By Bob Allen
A Southern Baptist leader and scholar says Halloween is a good time for Christians to remember that evil spirits are real and to make decisions on whether or how to celebrate the holiday accordingly.
Albert Mohler, president of Southern Baptist Theological Seminary in Louisville, Ky., said in an Oct. 31 podcast that Halloween is a calendar event that “presses each year upon the Christian conscience.”
“What we’re looking at here is the reality that many Christian parents are becoming aware of the moral and ethical, not to mention the theological, complications of this holiday,” Mohler said.
Mohler said Christians must consider not only the holiday’s roots as a pagan festival marking the end of the harvest season and the impending darkness and death associated with winter, but also with America’s fascination with violence displayed on the big screen in horror movies like the “Halloween” series of slasher films.
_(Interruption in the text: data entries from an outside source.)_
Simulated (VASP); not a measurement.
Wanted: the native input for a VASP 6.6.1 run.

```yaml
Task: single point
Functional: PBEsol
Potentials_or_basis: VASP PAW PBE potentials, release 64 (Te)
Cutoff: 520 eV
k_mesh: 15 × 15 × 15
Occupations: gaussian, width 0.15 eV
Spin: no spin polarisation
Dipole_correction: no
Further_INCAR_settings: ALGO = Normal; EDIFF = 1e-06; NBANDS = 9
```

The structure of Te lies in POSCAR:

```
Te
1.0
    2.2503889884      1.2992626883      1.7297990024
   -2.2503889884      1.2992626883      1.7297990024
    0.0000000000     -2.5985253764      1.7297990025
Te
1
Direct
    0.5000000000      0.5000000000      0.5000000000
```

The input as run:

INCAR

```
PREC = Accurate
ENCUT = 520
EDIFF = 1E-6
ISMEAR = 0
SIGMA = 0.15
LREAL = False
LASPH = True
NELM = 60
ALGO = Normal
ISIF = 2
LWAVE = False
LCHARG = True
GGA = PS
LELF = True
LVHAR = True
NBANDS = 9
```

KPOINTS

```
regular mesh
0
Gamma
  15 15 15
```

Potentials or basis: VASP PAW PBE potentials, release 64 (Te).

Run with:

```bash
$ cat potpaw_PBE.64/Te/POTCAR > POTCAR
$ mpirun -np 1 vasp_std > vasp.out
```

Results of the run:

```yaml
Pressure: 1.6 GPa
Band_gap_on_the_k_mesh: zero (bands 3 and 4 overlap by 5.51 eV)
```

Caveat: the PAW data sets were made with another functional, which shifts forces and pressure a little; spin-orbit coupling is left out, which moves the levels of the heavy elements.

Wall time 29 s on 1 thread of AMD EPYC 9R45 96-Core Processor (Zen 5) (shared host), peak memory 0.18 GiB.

Mohler said Halloween “becomes very problematic” for Christians, because the worldview it presents collides head-on with the Bible “on any number of issues.”
Mohler acknowledged that most people who dress up as ghosts and goblins “aren’t intentionally identifying with the pagan background at the expense of Christianity” but rather observing a cultural holiday while “not thinking in deeply theological terms.”
“But that doesn’t mean that they’re not spiritually and theologically responsible,” he said.
Mohler said Christians react to Halloween in different ways.
“Some Christians argue that the pagan roots of Halloween are really no more significant than the pagan origins of other holidays including the timing of what we call Christmas and other church festivals,” he said. “And we need to recognize and admit that without doubt the church has progressively Christianized the calendar, seizing secular and pagan holidays as opportunities for Christian witness and celebration.”
“Other Christian families just decide to have nothing to do with the holiday whatsoever,” he said. “Their children don’t go trick or treating. They don’t wear costumes. They don’t attend parties related to the holiday.”
A “middle position,” he said, taken by some parents and even some churches, attempts to “Christianize the holiday.” Participants “enjoy the kind of things that are involved in passing out candy, having games, celebrating the change of seasons, letting kids dress up as something they are not, but drawing limits on the appropriation of elements from the dark side in terms of the celebration.”
Mohler said he doubts that any of the three is the only acceptable position, but he did advise that any Christian who underestimates the powers of darkness “simply isn’t taking seriously what the Scripture speaks to, not only with incredible seriousness, but with candor as well.”
“As the letter to the Ephesians comes to a close, the Apostle Paul reminds us that our spiritual warfare is not against flesh and blood but against principalities and powers, against the rulers and the spirits of the air,” Mohler said. “In other words we are involved in a spiritual warfare, and we ought to be very clear which side we intend to be on.”
When it comes to Halloween, Mohler said Christian parents “should make careful decisions based upon a biblically informed conscience.”
“Some Halloween practices are clearly out of bounds,” he said. “Others may be strategically transformed, but I have to say up front I think it’s going to take hard work and may meet with what is only described as mixed success. What in the world do our children think they are doing and what will they remember of the holiday?”
“The coming of Halloween is a good time for Christians to remember that evil spirits are real and that the devil will seize every opportunity to trumpet his own celebrity,” he said.